Milwaukee to Chicago

The road trip is reaching it's end, but there's still more to squeeze in. We are going to a cabin in the woods to recharge batteries again, where we meet up with Bron's mum. We stop off at 'The Spam Museum' which does what exactly what it says on the tin. An entire building devoted to the everlasting spiced ham wonder-meat. The is a short film of the history of Spam, a giant wall of spam, a spam exam on what you have learned, they have a girl band called the spammette's and the set of the Monty Python sketch is recreated. It's bizarre but interesting and I find myself totally absorbed by the history of the tins opening mechanism.

Onwards to the cabin in Black River Falls. The insects here are massive but they don't deter us from swimming in the lake, despite the green algae,then later eating meat on the big fire pit BBQ. The pace of seeing stuff slows down and two days in the middle of nowhere slip by almost unnoticed.

Friday/Saturday. We head down to Milwaukee meet up with Darryl, Rachel and Michelle and pay another visit to the Cheesecake Factory. The comedysportz tournament begins in Chicago in a few days. We staying at Dick Chudnow's house. Dick is great fun and the perfect host. A bottle of engine oil in his bathroom and I guess it's there for guests to notice and question, a test of character thingy to bring up in conversation. I do. It is. CSZ Milwaukee have four shows on a Friday including a matinee. It's a long day and by Midnight, their final show, my brain is already fried.

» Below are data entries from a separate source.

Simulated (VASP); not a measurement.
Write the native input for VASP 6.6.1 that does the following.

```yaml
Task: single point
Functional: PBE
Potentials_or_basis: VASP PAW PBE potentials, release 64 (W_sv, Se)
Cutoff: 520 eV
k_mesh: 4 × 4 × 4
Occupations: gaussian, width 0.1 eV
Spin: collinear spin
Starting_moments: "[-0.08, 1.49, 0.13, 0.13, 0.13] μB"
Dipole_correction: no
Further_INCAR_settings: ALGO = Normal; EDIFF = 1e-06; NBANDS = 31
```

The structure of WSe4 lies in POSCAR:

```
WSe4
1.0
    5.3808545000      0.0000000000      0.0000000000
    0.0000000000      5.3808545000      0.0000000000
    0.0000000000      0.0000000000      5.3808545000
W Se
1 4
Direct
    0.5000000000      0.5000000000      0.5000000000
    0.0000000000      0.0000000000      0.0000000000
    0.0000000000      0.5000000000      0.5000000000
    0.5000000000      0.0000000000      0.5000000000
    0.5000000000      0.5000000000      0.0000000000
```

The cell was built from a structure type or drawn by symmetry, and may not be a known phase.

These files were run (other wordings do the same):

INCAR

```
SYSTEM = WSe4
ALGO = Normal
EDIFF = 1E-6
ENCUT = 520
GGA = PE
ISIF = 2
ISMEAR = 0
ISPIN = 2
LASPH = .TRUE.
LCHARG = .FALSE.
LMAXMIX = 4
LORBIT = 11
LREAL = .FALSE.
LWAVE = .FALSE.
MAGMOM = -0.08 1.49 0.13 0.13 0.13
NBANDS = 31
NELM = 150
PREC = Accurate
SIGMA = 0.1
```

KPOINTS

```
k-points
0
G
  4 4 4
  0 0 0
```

The sun is baking hot and the car display tells us its hitting 99 degrees farenheit outside.We need to cool offand head out to Wisconsin Dells, which is like Blackpool without a coastline, and the Kalahari indoor theme park and water park. They have a new vertical drop water slide where you stand in a colourful tube/coffin and the floor gives way and you drop into a big slope. The water hits you really hard and if you don't adopt the proper position on the way down the water blasts up your nose and bruises your elbows. It's awesome.

Mon/Tues. We rock up in Chicago and drop the rental car off, which less fuss than we imaginged, and check in to our apartment in Roscoe village. I've been to downtown Chicago once before and it was all a bit skyscraper intense, but here in the suburbs it's really pleasant, like a big Chorlton or Jesmond. The apartment is big and it's warm until Bron's tweaks the air-con. It's hard to sleep in all the heat.

The tournament teams slowly arrive in town from the 19 other cites competing. This is my third and it's great to see faces I met a couple of years back. A big posse forms and we head for Cesars Mexican restaurant where I order one of their trademark 'killer margaritas'and a gigantic burrito. I really shouldn't. I'm beginning to feel the weight I've put on during our trip, I'll be hitting the diet hard upon return.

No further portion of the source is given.